The ‘decline of tragedy’, then, is only a fact about our lack of evidence. In comedy, the usual view of a lull of about sixty years (380–320 BC) is also mistaken. Already at the end of Aristophanes’ long career, the comic chorus was on the way out; not all of his comedy was still robustly personalized, but the genre was in no way shutting down. Scores of comedies went on being composed, although they are known to us only in fragments. Comedy’s re-emergence with Menander in the late 320s is only apparent. Two long-lived authors, among others, refute it: Antiphanes (active c. 385–c. 332 BC) and Alexis (active c. 355–275 BC) were each credited with more than two hundred and forty plays, and the latter was admired into Roman times. It is simply that we have none of them nowadays. Their younger heir, Menander, then becomes the master of unpolitical ‘situation’ comedy with a pleasant feeling for character and dramatic settings. His comedies are evidence, among much else, that young Athenian males and females of citizen families would fall romantically in love and decide to marry even without their parents’ encouragement. In his comedies, unlike Aristophanes’, there are no homoerotic jokes or affairs. In my view, this ‘good taste’ reflects Menander’s own Athenian friendships and political inclination: Menander became linked with Aristotle’s pupil, Theophrastus, and then with the oligarchic Demetrius in whose dominance (317–307 BC) his plays flourished. There was no lasting ban on personalized political comedy, but these ‘enlightened’ superior people disliked it (like Jacob Burckhardt). So Menander was more tasteful (homoerotic affairs continued, of course, but jokes about them and sodomy were simply too coarse). One contemporary, Timocles, did continue to write personalized political jokes, but he seems to have supported the Macedonians’ dominance, and so the targets of his jokes were acceptable to the governing class.

The fourth-century democracy was not at all in retreat, until the Macedonians ended it forcibly in 322 BC. After the awful oligarchic coups in the late fifth century, the people voted to entrench it even further. Pay for attending the assembly (some forty days a year) was introduced for all citizens, even in the dark financial days of the mid-390s; the pay for jurymen and council-service continued unassailably (though unlike assembly-pay neither was increased). The total pay for state service probably came to about a hundred talents by the 340s, a sum spread widely among participants rather than supporting a small group of professional civil servants. There was also a democratic concern about the methods of adopting new laws. Eventually, the agreed procedure was to appoint a panel of ‘law commissioners’ to make a recommendation on a particular topic. But their recommendations came back to the people’s assembly and had to be voted on to have any force. There was no loss of ‘popular sovereignty’. After the brusque malpractice of the reforming oligarchs, there was a sharpened awareness of the difference between a ‘law’ and a mere ‘decree’ as resolved at a public meeting. This awareness could be exploited against political enemies. The older political check of ostracism had disappeared since c.417 BC (when Alcibiades had artfully distorted the result of one), and instead, orators’ proposals were increasingly exposed to lawsuits for ‘illegality’. However, the procedure for such suits had existed in the late fifth century, and once again they were not a surrender of popular ‘sovereignty’. These cases were heard in the popular courts by random panels of citizen-jurors. They were not the objects of a separate Supreme Court.
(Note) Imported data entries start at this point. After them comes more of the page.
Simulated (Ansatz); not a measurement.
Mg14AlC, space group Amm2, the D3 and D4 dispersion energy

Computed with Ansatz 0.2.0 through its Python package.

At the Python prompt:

In the end, the people of Attica were still the only sovereign body, meeting in their assembly in the belief that ‘the people can do whatever seems good to it’. Their meetings were not ignorant occasions. Practice increased a citizen’s political discernment, and to judge from surviving orators’ speeches, or references to them, a whole body of complex foreign diplomacy would be brought to the assembly for a decision. There was no ‘government’, no continuing group who ‘ran’ the place: the councillors still changed yearly, and their ‘recommendations’ had to be voted in by all the people. Since the death of Pericles a division had already become apparent between the military generals and the most prominent political orators. In the fourth century this division becomes even clearer, as does the Athenians’ propensity to prosecute generals who failed them on expeditions abroad. The people were highly suspicious of malpractice, and so their generals realized that they were well advised to work with a political orator who would champion them at home.

These political orators owed their pre-eminence to speaking and persuading. ‘Those who engage in politics’ begin to be referred to as an identifiable group, but they were not paid to do so by the state. They would take ‘gifts’ for their services, a difficult line to sustain when the accepting of ‘gifts against the interests of the state’ could be prosecuted as bribery. Some of them became known for particular specialities. Demosthenes, for instance, for his views on policy towards Macedon and the North: he maintained contacts and sources of information up in these areas which kept him well informed.4 Some speakers made particular sense about finance or the West or the corn-imports, but the crucial skill remained the same: to be persuasive in the assembly and to establish credibility for what was proposed as one’s own decree. It was necessary for orators to have active friends and contacts, not least on each year’s council, as the council set the assembly’s agenda. It could also help, surely, to have good contacts with deme officials locally who might encourage citizens to come and vote. But without good speaking and a record of successful persuasion, an orator was soon a nobody. There was no new expertise, no specialized technology which only ‘those in politics’ had mastered. They sometimes had more information, but above all, they were the ones who spoke with success.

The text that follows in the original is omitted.